How to Remove Rubber Scuff Marks from Car – Quick DIY Guide

Author: Pat Freling | Updated: | Affiliate links may be present.

Rubber is a material that you might not think would come into contact with your car very often. But between minor fender benders, edges of shopping carts, and your kids’ shoes when they decide to use your car as a jungle gym, these instances are quite common.

Sometimes removing rubber scuff marks off your car paint can take a bit of work but it’s not impossible. You just need to gather the right products.

5 Ways to Remove Rubber Scuff Marks

While there is no product specifically for removing rubber from car paint, there is a good variety of other car cleaners and generic cleaners that will work just as well.

Clay Bar

A clay bar is one of the most widely used products for professional car detailers. It is made from synthetic clay, which is a combination of certain polymers and resins. Its sticky, putty-like surface helps to grab onto contaminants on your car’s paint and pull them off without damaging the paint.

When used with the proper lubricant, rubber scuff marks can be pulled off the surface of your car. It also leaves behind a smooth, shiny finish.

Using a clay bar is simple. Cut the bar into quarters and knead the piece for several minutes in your hands until it softens. Spray the scuff mark with the approved lubricant and start buffing the area.

Make sure to keep it well lubricated and fold over the clay bar periodically once it starts to get dirty. It may take some time, but it is sure to remove all that rubber from your paint.

Bug & Tar Remover

Products that are tough enough to remove tar from your car are also well-equipped to remove rubber marks. Chemical Guys is a favorite among consumers for its ability to get rid of all kinds of sticky residue from car paint, even tree sap.

Whichever brand you choose, make sure it specifies that it is safe to use on a clear coat. Some formulations will require you to dilute it in a bucket and some come premixed in a spray bottle.

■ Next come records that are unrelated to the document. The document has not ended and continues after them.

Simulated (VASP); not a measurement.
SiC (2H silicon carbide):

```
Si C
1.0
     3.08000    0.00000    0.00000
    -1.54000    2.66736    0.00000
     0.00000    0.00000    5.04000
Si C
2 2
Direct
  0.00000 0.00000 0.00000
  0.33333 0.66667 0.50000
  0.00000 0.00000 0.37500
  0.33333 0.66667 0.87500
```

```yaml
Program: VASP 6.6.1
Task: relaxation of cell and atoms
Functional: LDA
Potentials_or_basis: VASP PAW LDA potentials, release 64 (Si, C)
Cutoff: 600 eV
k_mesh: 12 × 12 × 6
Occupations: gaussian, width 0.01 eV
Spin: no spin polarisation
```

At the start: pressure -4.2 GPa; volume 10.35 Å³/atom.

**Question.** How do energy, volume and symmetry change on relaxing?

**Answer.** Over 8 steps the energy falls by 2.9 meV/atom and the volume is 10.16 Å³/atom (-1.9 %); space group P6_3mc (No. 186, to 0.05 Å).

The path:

Use a microfiber cloth to apply your product and start buffing out the black marks, staying as close to the scuff as possible. The tar remover will help soften and dissolve the rubber so it can be wiped away.


That’s right, the beloved all-purpose lubricant also works to remove black scuff marks from your car.

Spray WD-40 across the entire rubber mark and allow it to sit for several minutes. It will work its way underneath the rubber and give it enough “slip” to be easily removed. After it has sat, you can use a dull plastic scraper or a microfiber towel to start removing it.

You may need to repeat this process a few times, making sure the rubber stays well lubricated.

Because WD-40 does leave a greasy film behind, you will want to follow it up with a thorough wash so that it doesn’t attract any more dirt and grime to the area.


Similar to a bug and tar remover, Goo-Gone cuts through both sticky and dried pollutants on your car’s paint without damaging the clear coat.

This is a tried and true product for most car owners and homeowners. Ask anyone who has tried to remove the sticky residue left over from a sticker. Simply spray Goo-gone on the affected area, let it sit for a few minutes, then gently start buffing off the rubber marks.

Rinse and dry the area between applications and repeat as many times as necessary until the mark is gone.

Rubbing Alcohol

A classic dissolving agent, rubbing alcohol can help soften and remove rubber scuffs easily. However, it should only be used for minor scuff marks that are less than a foot in length.

This is because it needs to be washed off immediately after use, or it can possibly damage the clear coat. It’s difficult to do that when you are working over a larger area.

Fill up one spray bottle with water and another spray bottle with rubbing alcohol. Spray the rubbing alcohol on the area, let it sit, and soak in, then go over the area with a microfiber towel and a little elbow grease until the mark is removed. Immediately spray the area with water once you are done.

Some Things to Remember

Pre-Wash First

Remove as much as you can with soap and water before you start applying any remover products. Not only does this help lessen the amount of rubber you potentially need to remove but it removes any other dirt and debris.

This is an important step because most of these products will require you to use a buffing pattern. You don’t want to buff in minute bits of dirt or gravel, or you may end up with scratches in your clear coat.

Soak Time

Don’t let any product sit and soak for too long, 2-5 minutes should be all that is needed to moisten the area enough to remove the mark. While most are safe for clear coats (with the exception of rubbing alcohol), letting it sit too long means the product and the rubber will start drying again.

Keep it well lubricated but always keep an eye on it.

Wipe As You Go

Because the nature of rubber is to collect and “roll” up on itself, wipe the scuff in one direction after each pass with your product. This will move the pieces that are removed out of the way, so you know just how much you have left, and you don’t overwork the area.

Use gentle pressure and take your time.

Always Wash After Removal

Once your scuff mark is gone, give the area another pass with car soap and water to remove any leftover product. Some of these products can dry sticky if they are left on paint, which will only make them an attractant to bugs and other debris.

You may also want to buff and polish the area as well to restore its shine.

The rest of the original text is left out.